The federal banking agencies have simplified their capital rules for smaller institutions with regard to certain threshold deductions and the treatment of minority interests.
The federal banking agencies (Federal Reserve, OCC, and FDIC) have adopted a final rule to simplify certain requirements in the agencies’ regulatory capital rules. The final rule is substantially similar to the proposed rule released in October 2017 with regard to the capital treatment of mortgage servicing assets (MSAs), deferred tax assets arising from temporary differences that an institution could not realize through net operating loss carrybacks (temporary difference DTAs), and nonsignificant and significant investments in the capital of unconsolidated financial institutions (UFIs) as well as the treatment of minority interests. Certain provisions, including a proposed revision to the definition of high volatility commercial real estate (HVCRE) exposures, which were included in the 2017 proposal, are not included in this final rule and are being addressed in separate rulemakings.
The simplified requirements in the final rule apply only to banking organizations that are not subject to the advanced approaches capital rule (non-advanced approaches banks), which generally includes banking organizations with less than $250 billion in total consolidated assets and less than $10 billion in total foreign exposure.

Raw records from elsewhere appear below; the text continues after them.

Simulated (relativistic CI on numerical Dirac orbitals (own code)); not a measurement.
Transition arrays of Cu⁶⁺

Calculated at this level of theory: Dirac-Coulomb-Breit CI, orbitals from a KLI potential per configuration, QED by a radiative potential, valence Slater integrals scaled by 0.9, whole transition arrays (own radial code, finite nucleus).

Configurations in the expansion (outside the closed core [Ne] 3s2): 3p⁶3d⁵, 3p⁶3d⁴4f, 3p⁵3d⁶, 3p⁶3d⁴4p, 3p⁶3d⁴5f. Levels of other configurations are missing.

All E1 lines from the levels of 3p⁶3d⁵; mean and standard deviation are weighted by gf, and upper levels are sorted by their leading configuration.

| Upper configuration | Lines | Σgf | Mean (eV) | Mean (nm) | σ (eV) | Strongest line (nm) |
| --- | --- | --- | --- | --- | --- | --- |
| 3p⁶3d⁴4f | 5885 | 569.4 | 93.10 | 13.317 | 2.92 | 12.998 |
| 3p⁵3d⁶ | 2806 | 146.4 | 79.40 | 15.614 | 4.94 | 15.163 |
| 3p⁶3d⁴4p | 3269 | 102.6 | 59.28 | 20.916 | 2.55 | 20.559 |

However, the tailoring proposals released by the agencies in October 2018 and April 2019 for U.S. domestic organizations and foreign banking organizations, respectively, would revise the scope for advanced approaches banking organizations, potentially expanding the number of banking organizations permitted to use the simplified provisions in this final rule. If finalized as proposed, advanced approaches banking organizations would be defined to include only Category I and Category II banking organizations (U.S. GSIBS and U.S. non-GSIBS with $700 billion or more in total assets or $75 billion or more in cross-jurisdictional activity, and FBOs with $700 billion or more in combined U.S. assets or $75 billion or more in cross-jurisdictional activity), which would effectively raise the parameters for non-advanced approaches banks.
MSAs, DTAs, UFIs – Threshold deductions
For non-advanced approaches banks, the final rule:
Under the final rule, non-advanced approaches will calculate the amount of minority interest includable in regulatory capital as:
i. Common equity tier 1 minority interest comprising up to 10 percent of the parent banking organization’s common equity tier 1 capital;
ii. Tier 1 minority interest comprising up to 10 percent of the parent banking organization’s tier 1 capital; and
iii. Total capital minority interest comprising up to 10 percent of the parent banking organization’s total capital.
In each case, the parent banking organization’s regulatory capital for purposes of these limitations would be measured before the inclusion of any minority interest and after the deductions from and adjustments to the regulatory capital of the parent banking organization described in the capital rule.
The final rule includes a number of typographical and technical corrections as well as other changes to update or clarify parts of the agencies’ capital rule that are applicable to both advanced approaches and non-advanced approaches banking organizations.
A key provision is directed to Federal Reserve Board-regulated institutions and requires them to obtain the prior approval of the Board before redeeming or repurchasing common equity tier 1 capital instruments only to the extent otherwise required by law or regulation. Redemptions or repurchases of additional tier 1 capital instruments or tier 2 capital instruments will require prior approval.
The simplifications related to the threshold deductions (for MSAs, temporary difference DTAs, and investments in the capital of UFIs) and the treatment of minority interests will take effect on April 1, 2020.
The technical amendments will become effective October 1, 2019 though banking organizations may elect to adopt these amendments prior to the effective date.
As noted above, the October 2017 proposed rule sought to replace the existing high volatility commercial real estate (HVCRE) exposure category as applied in the standardized approach for non-advanced approaches banks with a newly defined “high volatility acquisition, development, or construction (HVADC) exposure. However in May 2018, section 214 of the EGRRCPA statutorily defined an “HVCRE ADC exposure.” The agencies then proposed in September 2018 to revise the definition of an HVCRE exposure in the capital rule to conform to the statutory definition of an HVCRE ADC exposure. That proposal remains outstanding; it would apply to the calculation of risk-weighted assets for both the standardized approach and advanced approaches.
On July 12, 2019, the agencies released a new proposal that would expand on the September 2018 release to clarify that loans that solely finance the development of land for residential properties would meet the revised definition of HVCRE, unless the loan qualifies for another exemption.
The final rule is in keeping with the agencies’ efforts to tailor regulations to the size, complexity, and risk profile of institutions and, in particular, to simplify and “meaningfully” reduce the regulatory burden of community banking organizations.
The agencies reiterate they do not expect most non-advanced approaches banks to experience a “significant impact” from these simplifications but certain banking organizations with “substantial holdings” of MSAs, temporary difference DTAs, and UFIs could experience a “regulatory capital benefit.”
Notably, the implementation of the Current Expected Credit Loss (CECL) standard could create temporary difference DTAs upon implementation in 2020. The increase in the CET1 deduction threshold from 10 percent to 25 percent may mitigate some of the impact this increase could have on regulatory capital.